Born in Melbourne, he was the son of Marcel Charles Ozanne, a Frenchman, and his wife Emilia Josephine Reinhardt. He had one brother and three sisters. Ozanne married Edith Stewart Moody in 1900, and they had four children, all born at Werribee. He had been an accountant and municipal officer before entering politics. He was the bookkeeper for the Melbourne and Metropolitan Board of Works' Werribee Sewage Farm at the time of his election.[1][2]
He volunteered for service in World War I in January 1916 while an MP; attended officer training at Tidworth, was promoted to lieutenant and was briefly attached to the Australian military offices in London before returning to camp at Larkhill. He was declared "unfit for further service" in January 1917 and was invalided home after visiting the front as a civilian in his capacity as an MP. However, in April, he was reported to have been absent without leave when his unit departed from the front in November 1916, and both media and his political opponents suggested that he had been "protected by headquarters", that would have been court-martialled had he not been discharged, and that he had pretended to have been on service in his letters during his visit to the front.[7][8][9][10][11][12]

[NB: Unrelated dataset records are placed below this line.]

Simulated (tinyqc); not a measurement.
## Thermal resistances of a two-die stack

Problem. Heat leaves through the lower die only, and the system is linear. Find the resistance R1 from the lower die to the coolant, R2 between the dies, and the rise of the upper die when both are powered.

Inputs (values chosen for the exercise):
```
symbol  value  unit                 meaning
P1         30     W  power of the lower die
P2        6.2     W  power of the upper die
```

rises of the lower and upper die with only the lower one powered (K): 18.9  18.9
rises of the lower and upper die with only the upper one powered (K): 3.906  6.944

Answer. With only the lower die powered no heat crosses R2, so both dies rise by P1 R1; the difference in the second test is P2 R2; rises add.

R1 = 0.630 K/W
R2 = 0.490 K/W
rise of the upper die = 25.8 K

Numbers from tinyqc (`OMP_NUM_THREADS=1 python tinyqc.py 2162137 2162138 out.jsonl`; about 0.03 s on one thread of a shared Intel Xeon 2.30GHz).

He was defeated re-contesting his seat at the 1917 election after the opposition refused to allow him to run uncontested due to the controversy over his war service; Ozanne attributed his defeat to the reporting of the affair. He sued the Geelong Advertiser for libel in 1920 but lost when it was held their coverage had been "substantially true".[11][13]
Later life
Ozanne was declared insolvent in 1923, in part due to the legal costs of the libel case. At that time, he worked as a clerk and resided in the Melbourne suburb of Albert Park.[14][15] He had moved to Brighton by 1935.[16]